But not really away. Just been bogged down I guess. Which makes me worried.

If I have HALF the teaching load of a regular teacher, and NO CCAs, committees, departmental work, form classes, and whatever crap that is thrown to a teacher - and I am already working so much - there must be something seriously wrong with me.

Check back with me come October to see if I still have a social life. That is, if you are still in contact with a potentially hermit-fied me by then.

But enough about me and ranting about me.

So it’s been 6 weeks in this school. Been keeping positive, generally, and my source of positivity and joy comes mainly from the kids. Everything else, as I’ve learnt, just grin and bear it. As my CT said (she is a true inspiration, she is), you must tahan. So I am. And having adorable students helps too.

As I watched the concert band play during the Speech Day rehearsal - I missed secondary school (or more specifically, AMC Military Band) for the very first time.  

As I walked down the familiar path from hall to Fong Seng yesterday - I missed the carefree (in comparison) hall days.

 I am not usually that nostalgic.

 But anyway, I know I’d miss these kids that I have now when I leave. Especially the Sec 3s. :) I don’t deny the occasional thought that I have had, the romantic notion of staying here and really making a difference in the lives of these kids. 

And you might say, you should teach kids, not teach the subject. So why are you so pragmatic about this whole thing? Are you sure that you really would be a good teacher if you have this kind of attitude? What is this is God’s will for you to stay in a neighbourhood school? (the final question I’d never have the answer to I am afraid)

 I’ve asked myself this question. And the answer to my thoughts of staying is, I have to admit , a conditional yes.

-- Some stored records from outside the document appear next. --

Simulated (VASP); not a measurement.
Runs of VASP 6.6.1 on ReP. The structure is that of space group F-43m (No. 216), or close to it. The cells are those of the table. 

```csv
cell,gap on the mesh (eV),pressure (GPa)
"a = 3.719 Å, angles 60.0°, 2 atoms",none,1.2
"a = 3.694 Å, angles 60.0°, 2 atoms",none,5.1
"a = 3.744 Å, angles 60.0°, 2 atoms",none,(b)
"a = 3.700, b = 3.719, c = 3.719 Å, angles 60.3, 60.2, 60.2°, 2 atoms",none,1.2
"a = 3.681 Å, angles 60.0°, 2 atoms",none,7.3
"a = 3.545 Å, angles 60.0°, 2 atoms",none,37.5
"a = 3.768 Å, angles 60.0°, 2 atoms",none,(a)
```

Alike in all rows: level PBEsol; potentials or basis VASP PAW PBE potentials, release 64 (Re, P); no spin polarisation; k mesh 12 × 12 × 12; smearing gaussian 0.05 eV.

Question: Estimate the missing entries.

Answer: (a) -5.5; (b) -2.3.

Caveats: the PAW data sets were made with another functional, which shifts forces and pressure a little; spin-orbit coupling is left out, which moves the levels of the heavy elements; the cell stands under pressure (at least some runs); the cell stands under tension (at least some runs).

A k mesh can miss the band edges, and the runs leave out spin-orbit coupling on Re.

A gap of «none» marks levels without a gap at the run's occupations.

But the conditions are not right. I do not want to end up jaded and judgmental. And while I am enjoying the classroom time I have here, I am more excited about the potential challenges that lies ahead in the other school that I’ve committed myself to.

So, just pray with me, yea? That these final 4 weeks ahead will complete a set of good memories about my Practicum and that the few years ahead with the other school will be more challenging and more fulfilling?